Optionally, each of motor mounting frames 722 and 724 comprises a coupling apparatus controllable to selectively engage motor 712 and 714 respectively to its corresponding contact surface and to disengage the motor from the contact surface to enable relatively easy manual adjustment of the orientation of mirror 150. By way of example, motor mounting frame 722 and 724 may comprise coupling apparatus similar to coupling apparatus 100 shown in FIG. 4 to selectively engage and disengage motors 712 and 714.

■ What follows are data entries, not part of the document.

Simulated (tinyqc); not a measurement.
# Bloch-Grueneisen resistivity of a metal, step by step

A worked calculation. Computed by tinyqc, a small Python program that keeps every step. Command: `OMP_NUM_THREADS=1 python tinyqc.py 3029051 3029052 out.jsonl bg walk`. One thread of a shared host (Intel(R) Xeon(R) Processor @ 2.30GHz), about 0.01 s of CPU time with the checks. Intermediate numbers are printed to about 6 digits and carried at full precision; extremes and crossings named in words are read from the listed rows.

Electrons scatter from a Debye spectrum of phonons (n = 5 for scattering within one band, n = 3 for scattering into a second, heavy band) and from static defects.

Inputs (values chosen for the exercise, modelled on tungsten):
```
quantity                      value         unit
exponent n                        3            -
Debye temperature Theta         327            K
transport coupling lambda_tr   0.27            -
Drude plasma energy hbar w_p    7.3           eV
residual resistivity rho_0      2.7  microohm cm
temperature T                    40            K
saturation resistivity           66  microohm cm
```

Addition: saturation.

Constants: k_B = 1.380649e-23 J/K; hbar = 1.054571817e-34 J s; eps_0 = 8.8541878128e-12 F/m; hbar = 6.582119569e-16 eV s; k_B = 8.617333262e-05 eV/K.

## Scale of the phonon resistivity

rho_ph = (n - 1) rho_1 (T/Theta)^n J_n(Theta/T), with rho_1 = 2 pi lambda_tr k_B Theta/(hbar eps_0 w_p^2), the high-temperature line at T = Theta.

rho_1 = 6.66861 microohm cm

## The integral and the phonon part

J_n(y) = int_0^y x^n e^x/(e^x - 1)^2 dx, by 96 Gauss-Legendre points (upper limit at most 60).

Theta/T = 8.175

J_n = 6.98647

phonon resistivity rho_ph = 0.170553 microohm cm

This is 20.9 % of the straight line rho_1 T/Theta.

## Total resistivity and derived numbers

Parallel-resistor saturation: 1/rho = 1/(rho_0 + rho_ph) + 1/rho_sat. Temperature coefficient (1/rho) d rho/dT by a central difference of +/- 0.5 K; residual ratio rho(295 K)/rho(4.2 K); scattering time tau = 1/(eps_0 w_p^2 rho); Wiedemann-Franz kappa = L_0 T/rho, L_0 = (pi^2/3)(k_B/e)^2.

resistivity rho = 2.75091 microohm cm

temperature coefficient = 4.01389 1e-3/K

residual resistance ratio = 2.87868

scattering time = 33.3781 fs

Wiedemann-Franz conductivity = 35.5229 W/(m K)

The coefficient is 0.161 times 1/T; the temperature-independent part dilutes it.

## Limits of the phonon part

Mirror mount 732 optionally comprises a mounting panel 719 to which mirror 150 is mountable, two perpendicular planar sidewalls 734 and a curved sidewall 735 and is formed having a countersunk mounting hole 733 for receiving an assembly bolt 731. Assembly bolt 731 is optionally a flat head bolt having a threaded end 736 and a shoulder 737. Curved wall 735 is mounted with a contact plate 742 having contact surface 762 for contact with friction nub 727 of piezoelectric motor 712 and a contact plate 744 having contact surface 764 for contact with friction nub 727 of piezoelectric motor 714. Optionally, mounting surfaces 762 and 764 are spherical surfaces having a same center of curvature. Optionally, the spherical surfaces have a same radius of curvature. Optionally, the center of curvature coincides with center 701 of ball joint 745 (FIG. 7C) when motor mounting plate 753 is mounted to mirror mount 732 as described below.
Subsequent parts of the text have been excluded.